Yesterday, sixth-district congresswoman Michele Bachmann became the first Republican presidential candidate to come out against the plan proposed by U.S. House Speaker John Boehner (R-Ohio) to increase the national debt limit.
Bachmann has consistently opposed any plan to raise the debt ceiling, and the Des Moines Register reports that her stance reflects an ideological division within the Republican party that is "vexing Boehner's attempts to garner enough votes" to break the stalemate.
Bachmann announced her opposition to the plan during a campaign stop in Iowa yesterday, where she said President Obama and other political leaders are with ordinary Americans. ABC News has more details and a video of her press conference.
The Star Tribune reported on it last week, but new details are out today on the number of congressional votes Bachmann has missed since launching her presidential bid. The Hill reports that Bachmann has missed 37 percent of votes in the U.S. House since making her formal announcement June 27 in Waterloo, Iowa.
How significant are a few missed votes? It depends. The Star Tribune says it's par for the course for many presidential contenders. Fellow U.S. House members and presidential hopefuls Ron Paul and Thaddeus McCotter have missed far fewer votes; however, both are considered "longshot bids" for the GOP nomination.
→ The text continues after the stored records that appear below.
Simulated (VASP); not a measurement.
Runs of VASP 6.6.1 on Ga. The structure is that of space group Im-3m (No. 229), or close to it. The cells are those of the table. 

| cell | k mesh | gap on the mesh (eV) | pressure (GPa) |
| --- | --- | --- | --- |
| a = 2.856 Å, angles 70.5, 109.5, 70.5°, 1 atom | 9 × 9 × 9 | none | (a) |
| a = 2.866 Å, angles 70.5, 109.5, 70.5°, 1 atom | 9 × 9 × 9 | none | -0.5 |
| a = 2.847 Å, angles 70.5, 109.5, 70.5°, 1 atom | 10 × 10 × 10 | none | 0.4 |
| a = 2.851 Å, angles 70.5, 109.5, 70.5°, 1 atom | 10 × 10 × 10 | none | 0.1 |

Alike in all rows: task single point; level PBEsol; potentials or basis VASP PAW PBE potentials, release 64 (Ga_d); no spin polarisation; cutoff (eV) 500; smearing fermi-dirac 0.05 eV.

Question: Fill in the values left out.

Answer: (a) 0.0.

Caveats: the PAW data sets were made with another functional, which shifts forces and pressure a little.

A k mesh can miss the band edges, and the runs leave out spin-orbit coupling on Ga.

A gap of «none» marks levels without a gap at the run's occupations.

The Washington Post reports that Bachmann may have personally benefitted from a government-subsidized home loan program that the she has criticized as a member of Congress. In 2008, Bachmann and her husband helped finance their $760,000 home with a $417,000 loan backed by either Fannie Mae or Freddie Mac. In response, Bachmann's campaign said only that her personal financial disclosures "will speak for themselves."
About those migraines: a writer for U.S. News and World Report opines that media speculation about the severity and significance of Bachmann's occasional migraine headaches is fueled by sexism.
Finally, PolitiFact checks out a criticism Bachmann made of fellow presidential candidate and former Gov. Tim Pawlenty and finds it "mostly true."